Sappho, Fragments of Poems 5-68

Sappho’s influence on later poets comes in two historical strands. First, excerpts of her poems in classical-era rhetorics constitute the entire "corpus" or body of her work, and they were imitated by later poets seeking to be inspired by her style (see Joyce Carol Oates on stylistic inspiration). Learning poetics was, by definition, "learning to write like Sappho."

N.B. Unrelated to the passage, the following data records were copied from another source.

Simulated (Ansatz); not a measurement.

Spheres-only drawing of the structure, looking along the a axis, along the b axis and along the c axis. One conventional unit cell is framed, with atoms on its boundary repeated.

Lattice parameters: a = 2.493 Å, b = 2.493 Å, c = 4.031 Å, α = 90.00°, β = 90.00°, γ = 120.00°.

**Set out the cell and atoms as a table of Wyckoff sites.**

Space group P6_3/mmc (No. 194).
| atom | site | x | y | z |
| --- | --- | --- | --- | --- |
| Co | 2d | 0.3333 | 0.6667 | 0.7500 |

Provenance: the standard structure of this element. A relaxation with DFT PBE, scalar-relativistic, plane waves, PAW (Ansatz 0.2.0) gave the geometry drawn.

The second line of influence was the result of a famously successful example of that literary influence, the Roman poet, Catullus (c. 100 BCE, around the time of Julius Caesar). Catullus primarily followed the Alexandrian poets who emphasized style over content, intricate structure, and learned allusions to previous poets. He chose Sappho as a kind of tutelary diety for his work, writing a close imitation of #8’s evocation of desire, and writing numerous poems in which he called his mistress and source of his poetic creativity "Lesbia," indirectly alluding to Sappho’s island home. Catullus’ work was lost (and perhaps suppressed due to its frank reference to erotic behavior) until a manuscript was discovered near his Italian home in the fourteenth century. Almost immediately, Catullus began to influence early Renaissance poets who were indirectly, thereby, influenced by Sappho.

Some clusters of fragments which address similar issues regarding the function of poetry, the sources of its inspiration, and its function among women:

1)  Poetry enables us to reshape our governing myths, focusing on new issues in old stories and rewriting some parts entirely:

The inspired poet becomes the medium through which the as-yet-untold parts of the ancient stories can be told, and the means by which the remaining parts can be made new, powerful in a new era. Already familiar to us from Stesichorus’ struggle with the "Helen" story, this motive for poetic composition produces #23’s revision of Helen’s origins in a way that makes her divine power independent of Zeus and frees her mother, Leda, from the rape by which the previous poets explained the birth of a woman with such compelling beauty. Similarly, when Sappho looks at Helen’s ravishment before the Trojan War (#4), she emphasizes it as evidence of Aphrodite’s power, not the curse on the House of Atreus or the consequence of Paris’ rash judgment. Seeing the Troy story at the wedding of Hector and Andromache similarly redirects our attention from the battlefield to the Trojans as a kind of ideal city (polis), marked for destruction by fate but living beautifully until the end. This wedding poem draws enormous power from the Iliad’s famous scene (Book VI) in which Hector talks with his wife and holds his son on the walls of Troy during a pause in the battle, as well as the horrific moment when Andromache learns from the women’s wailing that her husband is dead, and sees him being dragged by Achilles’ chariot around the walls of Troy (XXII). Sappho give us what the Homeric poets withheld except in a decoration on the Sheild of Achilles (XVII), the wedding of a man and woman which unites the city in harmonious celebration.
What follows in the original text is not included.